I have always hated to have my picture taken – as a child, as a teen, as a young woman and now as an older woman. In family photos I was always the one to scowl at the camera because it intruded and because it always felt like I had to look nice, or pleasing, or amenable. There is a primitive fear lurking in me that makes me dislike the photographic image of people, and there are scant photos of loved ones in my possesion, and very few of me. Any photo that exists and which I have accepted as being somewhat truthful, or at least, as close to how I wish to represent myself has been taken unposed and on the fly.
I am not a beauty or pretty, nor sweet or malleable. The usual caution during childhood family photo sessions was: “Look nice, smile pretty.” The reality was a sense of confusion and questioning of the need to present a fake niceness. And how does one look pretty in the first place, anyway. Reminders to “Close your mouth, stop talking and asking questions,…” made me miserable and reluctant to co-operate. There is a priceless picture of me at age eight with a violin for a prop which makes me get giggly especially since I know what a series of lies are represented by the image. It tells of a pleasant and happy child, enamored of her violin, her lips red tinted and prissy, eyes dreamy, right hand fingering the strings delicately and the left hand arced and gracefully propelling the bow. The real truth was I hated to have to play for the photographer, the starched colllar of my white blouse pinched my neck and the wool plaid skirt itched my bare legs. I was at once bored and wishing to be anywhere but there, being victimized in an interminable photo session. Renaissance Man has that photo; he dug it out of the jumbled box of family snapshots.

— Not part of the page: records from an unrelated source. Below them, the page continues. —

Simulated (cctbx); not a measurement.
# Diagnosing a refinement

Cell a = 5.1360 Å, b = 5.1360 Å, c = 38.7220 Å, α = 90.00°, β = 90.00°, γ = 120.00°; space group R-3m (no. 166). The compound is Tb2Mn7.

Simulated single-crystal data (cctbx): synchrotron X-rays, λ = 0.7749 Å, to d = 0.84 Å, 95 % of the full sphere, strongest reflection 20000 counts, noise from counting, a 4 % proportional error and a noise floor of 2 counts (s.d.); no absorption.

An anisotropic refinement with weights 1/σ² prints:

The above photograph was taken by Rumpole in our up North log house a couple of decades ago, on a winter evening after we had all reconvened at home after work and school. I was tired, recouping with a cigarette and listening to him or Renaissance man talk about their day. Still in my studio smock, my hair messy and my mouth open as if about to comment – yep, that was me. Not a pretty picture, but quite close to how I felt – wiped out and hiding behind the prop, the cigarette. A far more honest snapshot, not high art, nor posed than any photograhy studio portrait might be.
I invite any regular readers of this blog to post an old snapshot of themselves which they feel arrives close to a truthful portrait of them at a particular moment in the past.